The comic actor and impressionist, 88, best known for 1970s TV series The Stanley Baxter Picture Show, left his native Scotland in 1959.
He told Radio Times magazine that he believed his fellow compatriots would vote no to independence, saying: "They're canny, the Scots."
The former child star added: "Scots can deny it as much as they like, but I've seen a lot of anti-English sentiment expressed north of the border but never anti-Scots sentiments south of the border.
"They don't know any better. It's got to do with these dreadful films they've made, anti-English films and that wretched Australian (Mel Gibson) ... Braveheart - it's not even correct historically."
The Mr Majeika actor, who launched his career as a child actor on BBC Scotland and has recorded a re-imagining of Robert Burns's poem Tam O' Shanter for Radio 4, added: "I'm very happy in London. South of the border's been very good to me.
"I could never have achieved that success north of the border if I'd stuck there. It wouldn't have happened."
TV historian Simon Schama, who has previously spoken out against the break-up of the Union, reiterated his views in the magazine.
"If nation states are devolving into the Scots and the English, the Flemish and Walloons, that's an awful, surprising return to the most visceral, romantic ethnicity left over from the 19th century, and it's got to be a dangerous reaction against globalisation and the pulverisation of our distinctiveness, our identities," the broadcaster said.
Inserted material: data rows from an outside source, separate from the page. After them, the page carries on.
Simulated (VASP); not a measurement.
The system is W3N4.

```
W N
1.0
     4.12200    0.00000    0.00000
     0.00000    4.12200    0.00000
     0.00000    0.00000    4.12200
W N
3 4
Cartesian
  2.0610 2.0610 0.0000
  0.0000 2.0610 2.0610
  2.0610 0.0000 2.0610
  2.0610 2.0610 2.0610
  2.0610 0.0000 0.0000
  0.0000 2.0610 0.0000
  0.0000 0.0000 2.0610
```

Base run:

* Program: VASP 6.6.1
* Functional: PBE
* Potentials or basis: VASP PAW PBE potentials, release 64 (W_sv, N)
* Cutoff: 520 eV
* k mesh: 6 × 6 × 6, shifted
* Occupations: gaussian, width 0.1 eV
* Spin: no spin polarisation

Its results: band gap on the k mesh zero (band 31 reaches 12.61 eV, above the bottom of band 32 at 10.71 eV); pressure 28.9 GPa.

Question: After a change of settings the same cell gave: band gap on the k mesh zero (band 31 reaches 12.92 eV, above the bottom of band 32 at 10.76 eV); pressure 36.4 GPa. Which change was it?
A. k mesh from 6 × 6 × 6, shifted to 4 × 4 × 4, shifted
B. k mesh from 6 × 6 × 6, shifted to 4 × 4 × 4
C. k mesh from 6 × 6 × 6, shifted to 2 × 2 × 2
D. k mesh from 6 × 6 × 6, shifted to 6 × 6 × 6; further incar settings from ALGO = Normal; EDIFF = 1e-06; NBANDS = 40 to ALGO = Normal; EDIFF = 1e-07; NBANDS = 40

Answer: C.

He said the same forces behind calls for Scottish independence were "happening in dreadful places, causing ethnic and tribal wars, immense massacres".
The historian added: "The liberal chattering classes are so nervous, and shuffling around in coils of political correctness that they're badly equipped to cope with the monster of the revival of tribalism.
"They can deal, for instance, with a Fascist revival in Hungary, but find it hard to deal with it without self-consciousness when it happens in Africa."
He said Scottish independence was Britain's version of the drift towards the "horrible" break-up of the nation state around the world.
Schama, who recently enjoyed success with BBC2 documentary series The Story Of The Jews, said Britain was becoming a more religious place.
"My generation grew up thinking that religion was completely marginal to British life, which, as for the rest of the world, has been proved more and more wrong. We were arrogantly isolated from that, thinking religion was just an ornamental part of Britishness," he said.
"Now look at the success of the Alpha Evangelicals, how important Christianity has been to the community of West Indians, the huge place of Islam. Britain is becoming a more religious place, not less.
"Other than the death of the planet, the problem most taxing for us right now is how people of competing or alternative or opposed beliefs can share a living space. Knowledge gives tolerance a decent chance. If you flip the question, you can certainly say ignorance is the handmaiden of intolerance, stereotype and perverted cliches about 'the other'."